Gate driven adiabatic quantum pumping in graphene

TL;DR

This paper introduces a graphene-based quantum pump driven by oscillating voltages, highlighting its robustness, ability to utilize evanescent modes, and universal response at the Dirac point, advancing quantum transport understanding.

Contribution

It presents a novel graphene quantum pump design that leverages evanescent modes and demonstrates universal behavior at the Dirac point under weak driving conditions.

Findings

Graphene pumps are more robust against thermal effects.

Evanescent modes dominate pumping at the Dirac point.

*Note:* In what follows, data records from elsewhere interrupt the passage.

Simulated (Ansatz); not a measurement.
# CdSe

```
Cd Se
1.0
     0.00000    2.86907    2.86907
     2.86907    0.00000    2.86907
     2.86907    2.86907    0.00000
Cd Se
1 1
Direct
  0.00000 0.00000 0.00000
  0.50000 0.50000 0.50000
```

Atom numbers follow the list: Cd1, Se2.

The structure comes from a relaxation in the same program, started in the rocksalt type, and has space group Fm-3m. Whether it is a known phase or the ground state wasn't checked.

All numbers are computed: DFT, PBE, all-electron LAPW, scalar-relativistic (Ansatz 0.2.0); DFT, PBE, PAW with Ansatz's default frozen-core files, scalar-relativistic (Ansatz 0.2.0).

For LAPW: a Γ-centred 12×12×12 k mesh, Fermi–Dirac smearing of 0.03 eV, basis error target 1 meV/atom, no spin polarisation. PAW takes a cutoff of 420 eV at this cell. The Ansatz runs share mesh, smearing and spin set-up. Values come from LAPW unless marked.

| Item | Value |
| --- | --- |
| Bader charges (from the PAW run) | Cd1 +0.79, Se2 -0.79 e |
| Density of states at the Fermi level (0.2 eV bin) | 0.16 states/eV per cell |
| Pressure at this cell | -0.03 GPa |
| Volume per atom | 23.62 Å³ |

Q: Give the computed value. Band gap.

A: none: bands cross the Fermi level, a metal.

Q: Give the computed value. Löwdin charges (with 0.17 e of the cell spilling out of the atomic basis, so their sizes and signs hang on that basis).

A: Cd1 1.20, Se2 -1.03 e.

Universal response observed under weak driving conditions.

Abstract

We propose a new type of quantum pump made out of graphene, adiabatically driven by oscillating voltages applied to two back gates. From a practical point of view, graphene-based quantum pumps present advantages as compared to normal pumps, like enhanced robustness against thermal effects and a wider adiabatic range in driving frequency. From a fundamental point of view, apart from conventional pumping through propagating modes, graphene pumps can tap into evanescent modes, which penetrate deeply into the device as a consequence of chirality. At the Dirac point the evanescent modes dominate pumping and give rise to a universal response under weak driving for short and wide pumps, even though the charge per unit cycle in not quantized.